After sitting peacefully on the bus at Israel’s Hizma checkpoint, just outside the northern entrance to Jerusalem, and nonviolently resisting attempts by the Israeli authorities to get them off the bus, all six “Freedom Riders” were eventually removed by force and arrested for illegally entering Israel without permits.
Another Palestinian Freedom Rider was also arrested while attempting to ride the segregated buses, and according to a Freedom Riders press release, was taken with the six other activists to Atarot police station (“Palestinian Freedom Riders On Their Way to Jerusalem Violently Arrested on Israeli Settler Bus”).
Their protest action was inspired by the Freedom Riders of the civil rights movement in the United States, who nonviolently challenged segregation in the American South in the 1950s and 1960s.
“It’s going to be a challenge for Palestinians and for every human being for their morality. It’s going to be a challenge for the whole world to really take action against the Israeli crimes,” Palestinian Freedom Riders spokesperson Hurriyah Ziada told The Electronic Intifada on Monday.
While Palestinians are not explicitly barred from boarding Israeli public transportation in the West Bank, since most buses pass through Israeli settlements that are off-limits to Palestinians, the system is de facto segregated.
“Our challenge is going to be on the ground dealing with the settlers, but on the other hand, we’re waiting for the peoples’ reactions and the world’s reactions. Enough talk; we need real action on the ground and for people to take a side, taking a rightful side against Israeli discrimination,” Ziada said.
Tense hours at the checkpoint
The Freedom Riders left Ramallah Tuesday afternoon and headed to a bus stop in the occupied West Bank, which serves Israeli settlers near the Israeli settlement of Psagot. After a few buses drove past the Palestinian activists without stopping, six Freedom Riders, and a large group of journalists, managed to board a bus.
The bus was reportedly followed along its route by Israeli soldiers and police, and was stopped shortly after arriving at the Hizma checkpoint. Once there, Israeli settlers who had been on the bus got off, and Israeli soldiers and police officers boarded to check passengers’ IDs, according to images broadcast on the Freedom Waves live Internet video feed.
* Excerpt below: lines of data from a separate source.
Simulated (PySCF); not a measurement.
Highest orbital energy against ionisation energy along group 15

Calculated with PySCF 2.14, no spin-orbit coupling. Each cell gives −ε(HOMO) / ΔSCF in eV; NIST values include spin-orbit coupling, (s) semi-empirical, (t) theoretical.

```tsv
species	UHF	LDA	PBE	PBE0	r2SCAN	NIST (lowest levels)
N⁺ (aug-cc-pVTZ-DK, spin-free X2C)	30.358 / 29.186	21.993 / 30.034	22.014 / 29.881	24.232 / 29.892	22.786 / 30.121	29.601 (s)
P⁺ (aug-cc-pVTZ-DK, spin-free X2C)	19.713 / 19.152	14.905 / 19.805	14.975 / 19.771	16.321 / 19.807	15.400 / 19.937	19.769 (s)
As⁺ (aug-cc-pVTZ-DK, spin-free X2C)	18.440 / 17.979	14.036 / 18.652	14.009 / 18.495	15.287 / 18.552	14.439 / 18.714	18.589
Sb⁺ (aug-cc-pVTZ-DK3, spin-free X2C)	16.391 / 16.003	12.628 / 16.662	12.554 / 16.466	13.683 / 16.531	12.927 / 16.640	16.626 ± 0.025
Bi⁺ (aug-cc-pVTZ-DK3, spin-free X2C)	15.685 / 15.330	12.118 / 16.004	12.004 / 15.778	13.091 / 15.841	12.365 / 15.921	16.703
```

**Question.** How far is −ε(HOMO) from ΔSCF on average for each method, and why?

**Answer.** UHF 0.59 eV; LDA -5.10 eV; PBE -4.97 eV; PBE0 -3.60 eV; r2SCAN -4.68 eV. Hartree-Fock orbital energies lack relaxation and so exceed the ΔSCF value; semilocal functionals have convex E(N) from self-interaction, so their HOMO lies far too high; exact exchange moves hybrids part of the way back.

“The Israelis can’t take the wait and so they are getting off the bus. Let them see what we have to go through and let them ask why this is happening, and why it has to happen this way in order to try to change things,” said Freedom Rider Huwaida Arraf, as the settlers stood up and began leaving the bus, as documented in the Freedom Waves video feed.
“Whether they’re corralled in pens at checkpoints or held up and detained, not told why, arrested, held for days, weeks, sometimes months without any kind of legal justification at all … this happens to Palestinians every day,” she said.
“I want people to see the apartheid system here”
The Electronic Intifada spoke directly with Dr. Mazin Qumsiyeh, one of the Freedom Riders, at approximately 4:20pm local time on Tuesday, as he sat on the bus at the checkpoint.
“We’re on the bus. They just moved us a few yards beyond the [Hizma] checkpoint. We are in a parking lot and the soldiers are asking us to come down from the bus. The people refuse to come down from the bus. They are telling [us] that [we] are detained and [we] have to come from the bus. We don’t know yet what they are going to do. They took one person from the bus. There’s [Israeli] special forces, border police, regular police and soldiers surrounding the bus,” Qumsiyeh said.
“I don’t know [what will happen] but I think we will be punished severely,” Qumsiyeh, who was later arrested with the five other Freedom Riders, added. “I want [people] to see that we have an apartheid system here. There are illegal, colonial settlements in our land. These settlements have their own buses and they get to Jerusalem without anybody checking them, yet we, the native Palestinians, are not allowed to get to Jerusalem.”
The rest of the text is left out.